For the past few months, as the Syrian civil war raged on, the human toll continued to climb -- now over 100,000 dead, and more than two million refugees -- and Western powers wrung their hands over how to respond, the Iran issue got pushed to the periphery. But with the United States and Russia now apparently settled on a course of action to ensure Bashar Assad won't use chemical weapons on his own people again (even if he'll be able to go on using his vastly superior military power), focus has quickly shifted back to Tehran and its iffy nuclear ambitions.
Or perhaps the renewed attention paid to Iran is inextricably tied to Syria -- and to Egypt, Libya, Turkey and Tunisia. Indeed, it's beginning to look like Iran could be the culmination of the Arab Spring, the moment when it all comes together, where the lessons learned -- by Arabs and by the West -- from this fascinating, frustrating, bloody battle are finally put to positive, lasting use.

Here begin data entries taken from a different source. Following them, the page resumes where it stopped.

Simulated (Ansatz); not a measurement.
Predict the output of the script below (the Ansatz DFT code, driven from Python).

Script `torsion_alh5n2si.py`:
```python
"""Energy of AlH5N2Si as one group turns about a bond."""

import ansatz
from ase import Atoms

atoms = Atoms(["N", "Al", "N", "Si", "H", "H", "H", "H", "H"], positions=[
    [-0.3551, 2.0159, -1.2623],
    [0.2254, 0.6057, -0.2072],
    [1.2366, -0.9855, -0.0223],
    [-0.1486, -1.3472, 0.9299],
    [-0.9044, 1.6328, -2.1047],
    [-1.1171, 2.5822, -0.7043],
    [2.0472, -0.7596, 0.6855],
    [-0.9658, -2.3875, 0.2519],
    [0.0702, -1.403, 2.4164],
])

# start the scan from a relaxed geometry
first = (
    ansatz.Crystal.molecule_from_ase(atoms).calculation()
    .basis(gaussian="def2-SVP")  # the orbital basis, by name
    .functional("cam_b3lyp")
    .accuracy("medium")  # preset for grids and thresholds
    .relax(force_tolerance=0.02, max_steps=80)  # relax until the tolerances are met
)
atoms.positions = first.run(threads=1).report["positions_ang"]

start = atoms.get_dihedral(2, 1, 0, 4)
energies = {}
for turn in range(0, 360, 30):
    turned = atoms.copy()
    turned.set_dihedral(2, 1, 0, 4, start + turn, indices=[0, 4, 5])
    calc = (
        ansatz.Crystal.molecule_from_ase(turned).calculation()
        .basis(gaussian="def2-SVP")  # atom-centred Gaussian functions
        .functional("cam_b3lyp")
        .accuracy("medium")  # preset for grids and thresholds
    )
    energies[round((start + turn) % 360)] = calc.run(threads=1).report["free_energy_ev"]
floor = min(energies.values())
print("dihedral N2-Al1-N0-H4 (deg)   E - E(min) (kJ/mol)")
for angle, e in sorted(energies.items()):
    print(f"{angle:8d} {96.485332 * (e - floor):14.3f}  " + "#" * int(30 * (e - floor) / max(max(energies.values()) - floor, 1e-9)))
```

In their speeches at the United Nations on Tuesday, both U.S. President Barack Obama and Iranian President Hassan Rouhani expressed interest in the idea of reconciliation. There are a million reasons to be skeptical on the Iranian side -- to name three: the Ayatollahs, the history of nuclear run-around and, last but not least, the fundamental hatred of America (the CIA's 1959 coup that deposed Mohammad Mosaddegh, which Obama, in a nice gesture, acknowledged in his speech, is a large part of that). Monumental effort will be required if peace is to be achieved, make no mistake, but this was a big step forward. And U.S. Secretary of State John Kerry's scheduled meeting with his Iranian counterpart later this week indicates further movement could come rapidly.
Both sides need this more than ever. Obama is fresh off a major failure in Syria -- even if he and Kerry eventually did stumble on the most appropriate response to Assad's chemical attack, it's clear he had, and still has, a more punitive approach in mind (unless this was his plan all along It was not). There's little hope of achieving an Israeli-Palestinian peace deal before he leaves office. He needs to make a bold move if his presidency, and no less than America's standing, are to be saved.
Meanwhile, the Ayatollahs are being crippled by sanctions -- well, not them personally, but you know what I mean. The next citizen uprising won't be as easily squashed as the post-2009 (fixed) election protests were. And the people seem to like President Rouhani, which could be a bad thing for the Ayatollahs, who didn't have to worry about that sort of thing with president Mahmoud Ahmadinejad.
If peace comes, it will be a miracle, but also the turning point of the Arab Spring, a movement soon to turn three years old. There remain monumental and ongoing failures in the Arab uprising: Syria, is a human tragedy in the making; and Egypt tried democracy and didn't like it. But one gets the sense we are all learning what is going to work in the Arab world of the 21st century, and what won't. Clearly, there is a yearning for change, but it's not going to be much like the democracy we recognize. Heck, it may not even be democracy at all. And Obama has realized no one wants him to be a major player in the Arab Spring -- and that the idea of a nuclear, but controlled, Iran doesn't seem like too bad a compromise to make.
There were rumours Obama and Rouhani would meet at the UN on Tuesday. Perhaps that would have been too much to ask for, but in any case it didn't happen -- it was "too complicated" for the Iranians.
Touché. The good news is if both sides are truly aiming for peace, things are going to get a lot less complicated for everyone.